The bronze-cast sculpture shows Wells, jacket unbuttoned and necktie loosened, extending a hand and a familiar smile, as if to say, “Sit here, stay awhile.”
His likeness rests fittingly at the invisible but undeniable border between two campus worlds: the student body and the administration, Ballantine and Bryan halls. Wells, who nurtured this once-small, Midwestern college into an iconic, world-recognized institution, was beloved most of all for his approachability and good humor in dealing with students.
Dean of Students Dick McKaig embodies this Wellsian philosophy of commonality.
Stories abound of McKaig’s constant presence at campus events and willingness to meet students at whatever intellectual, social or emotional level they were at. His energetic participation in all types of IU traditions dissolved the student-administrator wall that is entrenched at the modern mega-university.
At a time when historic higher education institutions like IU evolve into corporations – for which brand development rather than student development is the ultimate metric – McKaig made IU less of a diploma factory and more of a living room. He made the atmosphere less cutthroat and more conversational.
And he made sure our “leaders of tomorrow” loosened up and laughed a little. No title was above a pie in the face.
For three decades, “Hermie” Wells donned a Santa suit at the annual all-campus Christmas party. Along with an entourage of student elves, he would greet a packed Alumni Hall with holiday cheer and bags of candy canes.
McKaig forwent Dockers and cuff links every year in favor of swim trunks and floaties – publicly. He rotated student apparel into his speech wardrobe, like a backward ball cap, an iPod and peel-and-stick tattoos. And I can’t begin to imagine the scope of his IU club T-shirt collection.
He’s a down-to-earth, fun-loving friend to students and a polished, professional administrator at the same time. He could discuss University policy with the president’s circle on the second floor of Bryan Hall and leave to play cornhole in Dunn Meadow.
Wells elevated student opinion to the highest levels of administrative decision-making.
He was lauded as being one of the most accessible major university presidents in the country, holding regular office hours and walking across campus solely to talk with students.
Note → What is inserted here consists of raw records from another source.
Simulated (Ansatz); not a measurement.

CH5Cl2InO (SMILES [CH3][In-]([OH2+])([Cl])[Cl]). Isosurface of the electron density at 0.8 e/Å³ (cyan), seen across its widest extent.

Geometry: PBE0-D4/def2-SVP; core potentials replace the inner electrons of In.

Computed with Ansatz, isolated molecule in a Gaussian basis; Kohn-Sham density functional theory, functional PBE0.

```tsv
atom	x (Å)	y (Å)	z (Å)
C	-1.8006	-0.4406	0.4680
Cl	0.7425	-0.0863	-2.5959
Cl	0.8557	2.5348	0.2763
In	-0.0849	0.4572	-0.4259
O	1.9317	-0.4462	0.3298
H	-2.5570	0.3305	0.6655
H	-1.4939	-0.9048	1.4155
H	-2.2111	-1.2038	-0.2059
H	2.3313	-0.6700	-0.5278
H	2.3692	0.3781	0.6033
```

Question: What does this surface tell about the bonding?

“A satisfied student body is, after all, the greatest public-relations asset a university can have,” Wells wrote in his autobiography. McKaig has certainly satisfied.
Thousands of alumni know his name, and he knows theirs. McKaig is notorious, as was Wells, for offering fair, candid advice to those who seek it. He is a friend and advocate first, an administrator second.
The next dean of students, Pete Goldsmith, certainly has a bar to meet, and the key move he should glean from the Wells-McKaig playbook is to simply relax and have fun.
We college students don’t need or want any more committees or initiatives or no-smoking rules. We want an in-touch representative who isn’t afraid to act goofy once in a while.
Friday ends 38 years of dedicated service not only to a school, but also to a community and to a state and to the tens of thousands of students who are better people for having met Dick McKaig.
So ends the stewardship of a true Wellsian ambassador.